Since the early 1990s, guided munitions have allowed the U.S. military to precisely strike targets from afar. Today, in an era of robust electronic warfare and GPS-denial, that capability is no longer assured. DARPA created the Precise Robust Inertial Guidance for Munitions (PRIGM) program to develop inertial sensor technologies that enable positioning, navigation, and timing (PNT) in GPS-denied environments. As part of the work, PRIGM:AIMS is exploring alternative technologies and modalities for inertial sensing, including photonic and MEMS-photonic integration.

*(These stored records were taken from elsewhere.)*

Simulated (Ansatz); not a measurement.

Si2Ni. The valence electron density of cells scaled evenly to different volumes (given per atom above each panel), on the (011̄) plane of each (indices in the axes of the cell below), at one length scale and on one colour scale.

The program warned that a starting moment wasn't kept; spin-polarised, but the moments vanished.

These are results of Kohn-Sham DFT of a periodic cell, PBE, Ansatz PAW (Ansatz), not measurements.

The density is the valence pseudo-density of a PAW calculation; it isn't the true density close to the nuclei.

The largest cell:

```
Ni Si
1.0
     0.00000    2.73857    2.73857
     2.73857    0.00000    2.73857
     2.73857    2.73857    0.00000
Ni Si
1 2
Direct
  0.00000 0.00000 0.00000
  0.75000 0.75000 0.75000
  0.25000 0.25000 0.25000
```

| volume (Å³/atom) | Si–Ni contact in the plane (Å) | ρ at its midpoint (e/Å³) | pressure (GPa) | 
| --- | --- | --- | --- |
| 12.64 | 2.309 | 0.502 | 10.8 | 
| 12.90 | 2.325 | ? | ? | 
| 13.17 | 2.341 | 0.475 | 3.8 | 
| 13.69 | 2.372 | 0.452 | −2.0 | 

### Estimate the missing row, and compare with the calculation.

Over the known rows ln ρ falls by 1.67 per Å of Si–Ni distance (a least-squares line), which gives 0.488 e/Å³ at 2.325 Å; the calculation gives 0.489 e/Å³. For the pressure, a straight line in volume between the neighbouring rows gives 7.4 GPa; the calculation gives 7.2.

Last week, a PRIGM:AIMS performer team led by the University of California, Santa Barbara, published results in Nature Photonics describing new chip-scale Brillouin laser technology that was demonstrated to support an optical gyroscope and a low-phase-noise photonic oscillator.
Integration of these lasers could dramatically reduce the cost and footprint for applications of military interest such as atomic clocks, inertial sensors, other sensor types, and ultrahigh-capacity fiber networking.
Abstract: Brillouin Lasers
Spectrally pure lasers, the heart of precision high-end scientific and commercial applications, are poised to make the leap from the laboratory to integrated circuits. Translating this performance to integrated photonics will dramatically reduce cost and footprint for applications such as ultrahigh capacity fibre and data centre networks, atomic clocks and sensing. Despite the numerous applications, integrated lasers currently suffer from large linewidth. Brillouin lasers, with their unique properties, offer an intriguing solution, yet bringing their performance to integrated platforms has remained elusive. Here, we demonstrate a sub-hertz (~0.7 Hz) fundamental linewidth Brillouin laser in an integrated Si3N4 waveguide platform that translates advantages of non-integrated designs to the chip scale. This silicon-foundry-compatible design supports low loss from 405 to 2,350 nm and can be integrated with other components. Single- and multiple-frequency output operation provides a versatile low phase-noise solution. We highlight this by demonstrating an optical gyroscope and a low-phase-noise photonic oscillator.